Enough Already! 7 Twitter Hoaxes and Half-Truths
Twitter overflows with rumors about false emergencies, deaths and more.
Jan. 15, 2010— -- Do you believe everything you read on Twitter?
You shouldn't.
Despite the micro-blogging site's many successes -- as a lifeline during emergencies, a direct line between the famous and their fans and an open line for anyone with something to share -- Twitter's instantaneous nature can make it all too easy to pass along fiction as fact.
Breaking news flies on Twitter, but though it may be first and fastest, it often can be false.
"If you see something that's big news, the impulse is to re-tweet it. And if it's outside your niche, you might not do the homework you'd typically do before re-tweeting," said Adam Ostrow, editor in chief of social media blog Mashable.
People build credibility in certain areas, he said, so their followers on Twitter learn to trust the information they send out and blast it out again to their own followers (or re-tweet it). Even when the information is false, it gets multiplied time and again.
By the time the source is identified, the hoaxer found out or the rumor quashed, it's too late. The misinformation has spread far and wide, often causing much ado about nothing.
Take this week, for instance. On Wednesday afternoon, word quickly spread on Twitter about chaos and confusion at New York City's Grand Central Terminal.
By 5 p.m., on a wave of tweets about how the terminal -- a hub for both commuter trains and local subways -- had been shut down or evacuated because of a suspicious package, "Grand Central" shot to placement among Google's top trending terms.

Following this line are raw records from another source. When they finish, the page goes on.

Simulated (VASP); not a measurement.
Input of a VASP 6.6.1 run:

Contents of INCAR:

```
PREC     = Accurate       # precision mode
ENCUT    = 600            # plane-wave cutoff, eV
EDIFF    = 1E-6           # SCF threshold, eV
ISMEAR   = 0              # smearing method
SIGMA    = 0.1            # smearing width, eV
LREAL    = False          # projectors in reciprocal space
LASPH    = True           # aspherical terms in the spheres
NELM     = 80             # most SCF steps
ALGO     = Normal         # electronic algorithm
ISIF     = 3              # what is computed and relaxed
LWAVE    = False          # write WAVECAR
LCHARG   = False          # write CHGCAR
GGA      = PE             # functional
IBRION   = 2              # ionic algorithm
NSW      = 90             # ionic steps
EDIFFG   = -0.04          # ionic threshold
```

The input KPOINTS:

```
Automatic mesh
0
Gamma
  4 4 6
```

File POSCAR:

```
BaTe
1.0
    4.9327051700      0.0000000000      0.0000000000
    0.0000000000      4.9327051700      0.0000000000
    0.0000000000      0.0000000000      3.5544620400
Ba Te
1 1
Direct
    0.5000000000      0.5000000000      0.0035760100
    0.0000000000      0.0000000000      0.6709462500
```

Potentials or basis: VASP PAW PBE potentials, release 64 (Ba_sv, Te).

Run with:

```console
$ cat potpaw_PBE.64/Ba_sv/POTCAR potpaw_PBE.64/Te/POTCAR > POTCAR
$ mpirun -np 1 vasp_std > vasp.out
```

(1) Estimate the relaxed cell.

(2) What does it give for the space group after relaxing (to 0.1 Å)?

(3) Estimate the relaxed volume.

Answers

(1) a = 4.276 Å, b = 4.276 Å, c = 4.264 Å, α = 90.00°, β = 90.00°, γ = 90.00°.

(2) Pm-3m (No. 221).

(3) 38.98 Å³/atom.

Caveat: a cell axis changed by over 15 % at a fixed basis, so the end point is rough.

But a spokesman for the Metropolitan Transportation Authority said though a suspicious package had been identified near a subway track around 1:30 p.m., the situation was cleared within an hour and the terminal never evacuated.
On Wednesday night, Twitter users got busy again, sharing news that American Airlines was offering free flights to Haiti for doctors and nurses involved with relief efforts. The tweeted – and re-tweeted -- message included the phone number for the Haitian Consulate in New York.